Spraying device

Abstract

 The invention relates to a spraying device (100) for washing items, comprising a main conduit (101) for the supply of a washing liquid and defining at least an outlet; a rotating body (102) defining at least a nozzle (103) through which said washing liquid is sprayed towards said items; and at least a junction element (104') fastened to said main conduit (101) at one of the relative outlets for fluidically connecting the at least one nozzle (103) in the rotating body with the main conduit (101), the junction element (104') defining a surface (111) facing, in use, the cylindrical rotating body (102) and adapted to cooperate with it in liquid-tight sliding contact at a relative first portion (112) extending annularly about a relative opening (113); the surface (111) comprising a second portion (114) adjacent to the first portion (112) and adapted to cooperate with play with the outer surface of the cylindrical rotating body (112), an annular gap (115) being thereby defined between the second portion (114) and the cylindrical body (102).

Description

[0001] The present invention relates to a spraying device. In particular, the invention is concerned with a spraying device of the type used for the cleaning of bottles e.g. in bottling operations by which bottles are filled with a pourable product.

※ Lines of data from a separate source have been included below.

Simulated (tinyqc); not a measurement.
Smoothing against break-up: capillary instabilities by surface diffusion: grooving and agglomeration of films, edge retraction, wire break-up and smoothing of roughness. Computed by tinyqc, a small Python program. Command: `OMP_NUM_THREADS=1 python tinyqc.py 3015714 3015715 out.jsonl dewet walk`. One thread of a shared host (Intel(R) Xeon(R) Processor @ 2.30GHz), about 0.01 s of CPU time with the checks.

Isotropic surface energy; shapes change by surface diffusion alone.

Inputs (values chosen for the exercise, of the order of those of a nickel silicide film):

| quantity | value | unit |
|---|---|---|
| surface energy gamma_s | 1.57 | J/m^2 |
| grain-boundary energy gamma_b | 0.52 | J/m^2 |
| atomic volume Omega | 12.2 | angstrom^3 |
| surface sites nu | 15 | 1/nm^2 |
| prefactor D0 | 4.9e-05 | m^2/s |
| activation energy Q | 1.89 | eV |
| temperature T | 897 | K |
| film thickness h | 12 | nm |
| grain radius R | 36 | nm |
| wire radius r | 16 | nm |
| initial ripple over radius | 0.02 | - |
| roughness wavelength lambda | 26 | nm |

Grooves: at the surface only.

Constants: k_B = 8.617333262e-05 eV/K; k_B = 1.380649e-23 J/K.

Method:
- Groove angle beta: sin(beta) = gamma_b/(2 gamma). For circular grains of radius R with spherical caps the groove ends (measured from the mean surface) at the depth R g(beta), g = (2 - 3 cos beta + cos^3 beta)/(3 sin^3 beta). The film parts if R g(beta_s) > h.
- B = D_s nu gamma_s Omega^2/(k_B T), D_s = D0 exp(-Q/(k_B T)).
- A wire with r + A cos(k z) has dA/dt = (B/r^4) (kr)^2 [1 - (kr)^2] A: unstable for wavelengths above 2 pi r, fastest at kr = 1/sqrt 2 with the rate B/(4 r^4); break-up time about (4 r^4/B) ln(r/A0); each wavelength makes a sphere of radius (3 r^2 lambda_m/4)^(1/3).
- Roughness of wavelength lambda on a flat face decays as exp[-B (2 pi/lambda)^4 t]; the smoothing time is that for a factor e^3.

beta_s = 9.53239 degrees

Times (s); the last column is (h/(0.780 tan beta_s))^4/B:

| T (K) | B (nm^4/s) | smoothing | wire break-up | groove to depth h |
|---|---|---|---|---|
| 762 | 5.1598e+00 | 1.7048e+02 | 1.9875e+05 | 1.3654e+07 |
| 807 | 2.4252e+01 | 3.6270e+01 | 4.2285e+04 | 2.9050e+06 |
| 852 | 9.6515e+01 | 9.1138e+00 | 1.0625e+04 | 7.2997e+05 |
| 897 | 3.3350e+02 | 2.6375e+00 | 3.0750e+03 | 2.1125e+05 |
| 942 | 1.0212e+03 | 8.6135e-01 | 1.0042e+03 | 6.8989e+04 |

[0002] It is known, for example in the beverage industry, to treat the containers to be cleaned, which are most commonly bottles of plastics or glass, with chemicals, such as caustic solutions, typically in combination with the application of heat.

[0003] To this purpose, use is commonly made of cleaning units wherein bottles are soaked and sprayed with detergent solutions at a high temperature; rinsed and cooled with potable water; and, finally, drained. The goal of the process is not only ensuring that even traces of dirt and any microorganisms possibly present in the bottles are removed, but also eliminating from the surface of bottles labels or parts thereof, ideally without causing their defibration and kneading, which may bring about considerable drawbacks.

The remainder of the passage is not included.